Latest push for passage of FIRST STEP Act with sentencing reforms now afoot

The New York Times and CNN are reporting this evening on the latest chapter in efforts to enact significant federal criminal justice reforms.  This lengthy New York Times piece is headlined "Bipartisan Sentencing Overhaul Moves Forward, but Rests on Trump," and here are excerpts:

A bipartisan group of senators has reached a tentative deal on the most substantial rewrite of the nation’s sentencing and prison laws in a generation, giving judges more latitude to sidestep mandatory minimum sentences and easing drug sentences that have incarcerated African-Americans at much higher rates than white offenders.  The lawmakers believe they can get the measure to President Trump during the final weeks of the year, if the president embraces it.

The compromise would eliminate the so-called stacking regulation that makes it a federal crime to possess a firearm while committing another crime, like a drug offense; expand the “drug safety valve” allowing judges to sidestep mandatory minimums for nonviolent drug offenders; and shorten mandatory minimum sentences for nonviolent drug offenders, according to draft text of the bill obtained by The New York Times.
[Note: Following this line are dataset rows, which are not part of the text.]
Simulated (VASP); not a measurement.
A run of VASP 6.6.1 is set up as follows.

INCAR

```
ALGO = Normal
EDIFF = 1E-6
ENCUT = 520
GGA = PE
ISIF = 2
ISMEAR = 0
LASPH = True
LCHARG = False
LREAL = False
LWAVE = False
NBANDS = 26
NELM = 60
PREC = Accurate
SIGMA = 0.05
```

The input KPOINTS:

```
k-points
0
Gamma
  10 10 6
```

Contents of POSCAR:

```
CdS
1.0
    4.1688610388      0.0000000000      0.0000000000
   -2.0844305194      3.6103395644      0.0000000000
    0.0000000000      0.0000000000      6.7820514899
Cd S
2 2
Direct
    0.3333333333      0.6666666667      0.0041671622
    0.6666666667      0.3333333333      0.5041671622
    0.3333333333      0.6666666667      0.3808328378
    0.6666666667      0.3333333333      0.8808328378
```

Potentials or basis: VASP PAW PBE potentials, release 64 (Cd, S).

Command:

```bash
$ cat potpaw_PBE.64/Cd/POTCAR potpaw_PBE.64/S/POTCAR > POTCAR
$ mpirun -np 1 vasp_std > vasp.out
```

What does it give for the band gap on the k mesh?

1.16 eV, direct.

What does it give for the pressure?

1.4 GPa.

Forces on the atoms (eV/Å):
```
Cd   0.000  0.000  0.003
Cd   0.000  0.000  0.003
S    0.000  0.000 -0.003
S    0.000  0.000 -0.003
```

It would also retroactively extend a reduction in the sentencing disparity between crack and powder cocaine signed into law in 2010, potentially affecting thousands of drug offenders serving lengthy sentences....

The support of the famously mercurial Mr. Trump is by no means guaranteed.  But if they can secure an endorsement, senators say they can move quickly on the kind of bipartisan achievement that has eluded Mr. Trump — and bedeviled senators and outside advocates of the overhaul for years....

If Mr. Trump supports the package, senators will still be up against a rapidly closing legislative window — Congress is set to break in mid-December — and certain opposition from conservative Republicans in both the Senate and the House. Democrats could also throw up roadblocks if liberals think they could get a better deal once Democrats take control of the House....

Lawmakers may have also gotten a boost with the departure of Jeff Sessions as attorney general last week. Mr. Sessions had used his post to order federal prosecutors to pursue the toughest possible charges and sentences for crime suspects, reversing Obama-era efforts to ease such penalties for some nonviolent drug offenders.  And he vigorously opposed legislative compromise, going head-to-head not only with Mr. Grassley but also with Mr. Kushner.

Mr. Kushner has had several meetings with Matthew G. Whitaker, the new acting attorney general, who has signaled that he is open to the changes.  The effort could be revived in the next Congress if he and allies are unable to succeed in the short term. Mr. Kushner has also traveled with Vice President Mike Pence in recent days to brief the vice president on the latest developments, the administration official said.

This CNN report is headlined "Senators, Kushner prepare to launch sentencing overhaul push in lame duck session," and starts and ends this way:

White House officials and a bipartisan group of senators are mounting an ambitious effort to push criminal justice legislation through Congress by the end of the year, four sources close to the process told CNN.

But first, Jared Kushner, President Donald Trump's son-in-law and senior adviser, who has been leading the White House's prison and sentencing overhaul push, must ensure the President is on board with the latest version of the measure.  Kushner is slated to meet with Trump on Tuesday to press him to back the legislation, a senior administration official said....

One person close to the matter said that while the prospects for the measure several weeks ago seemed glum, its odds of passing now are above 50%.  The White House and Republican leaders on Capitol Hill agreed in August to postpone the legislation until after the midterm elections.

One source close to the process said that after the midterms -- which will bring shifting partisan dynamics to Congress in January -- White House officials working on the effort recognized they needed to move forward now.  "It's the lame duck or never strategy," one source close to the process said.